General Washington Johnston
General Washington Johnston, the first to enter land at Mt. Pleasant, was postmaster at Vincennes. He was commissioned to organize Dubois county, February, 1818. He was born in Virginia, in 1783, and was the first member of the Knox county bar. He was the father of Masonry in Indiana, being the prime mover in establishing Vincennes Lodge No. 1, F. & A. M., March, 1809. Johnson was a hero of Tippecanoe, and was promoted quartermaster from the ranks, October 30, 1811. He was auditor of public accounts, adjutant general, treasurer of Indiana territory, etc. He served as state representative during the sixth, eleventh, thirteenth and fourteenth sessions of the General Assembly. Part of the time he was speaker of the house. In all he was a very active pioneer official and citizen. He died October 26, 1833.
General Johnston never forgot his dignity and aristocratic training. In his early days he always appended the word gentleman after signing his name. He had a colored slave named Mary Clark, who had bound herself to Johnson by an indenture dated October 24, 1816, to serve him for twenty years. After one of the hardest fought legal battles of pioneer days, she was discharged from her servitude. This was the death of slavery in Indiana, five years after the Constitution of 1816. Slaves were considered convenient, and for that reason they were called voluntary servants by an agreement with them in writing, in which they worked out their freedom. Their introduction was permitted by the territorial legislature previous to 1816. The Corydon constitution prohibited slavery forever in Indiana. Many well-to-do citizens about Vincennes had voluntary servants. That was the slave section of Indiana; the Charlestown and Corydon sections opposed slavery.

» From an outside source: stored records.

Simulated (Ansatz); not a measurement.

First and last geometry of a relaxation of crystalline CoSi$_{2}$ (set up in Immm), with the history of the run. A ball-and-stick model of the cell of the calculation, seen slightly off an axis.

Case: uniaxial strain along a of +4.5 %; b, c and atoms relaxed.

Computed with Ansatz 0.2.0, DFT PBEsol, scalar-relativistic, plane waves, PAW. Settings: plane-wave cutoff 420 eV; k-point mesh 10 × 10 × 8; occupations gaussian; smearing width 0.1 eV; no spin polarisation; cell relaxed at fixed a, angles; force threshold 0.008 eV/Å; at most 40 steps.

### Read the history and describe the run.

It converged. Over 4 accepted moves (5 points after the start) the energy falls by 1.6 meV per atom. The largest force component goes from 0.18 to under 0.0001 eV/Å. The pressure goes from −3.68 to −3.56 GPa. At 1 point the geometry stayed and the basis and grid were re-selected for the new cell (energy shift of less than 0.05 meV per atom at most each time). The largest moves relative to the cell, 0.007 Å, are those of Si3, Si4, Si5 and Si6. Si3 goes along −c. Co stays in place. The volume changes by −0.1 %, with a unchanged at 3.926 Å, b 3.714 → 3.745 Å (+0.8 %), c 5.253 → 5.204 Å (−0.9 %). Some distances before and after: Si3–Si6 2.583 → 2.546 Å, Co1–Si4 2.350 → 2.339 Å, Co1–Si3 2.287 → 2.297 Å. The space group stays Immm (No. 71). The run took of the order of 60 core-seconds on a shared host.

General Johnson was a noted orator and lawyer of his day and generation. He could melt a jury into tears or bring it up to a state of frenzy. Perhaps the first effort to issue a law book of any kind in Indiana, at private expense, was made by General Johnson, in 1817. He called his work a Compound of Acts, 1807-1814. This volume is very rare now. One book would bring more today than Johnson received for his entire edition in 1817.
Opposition against slavery began to organize in Indiana around 1805, and in 1809 abolitionists took control of the territorial legislature and overturned many of the pro-slavery laws. By the time Indiana was granted statehood in 1816, the abolitionists were in firm control and slavery was banned in the constitution.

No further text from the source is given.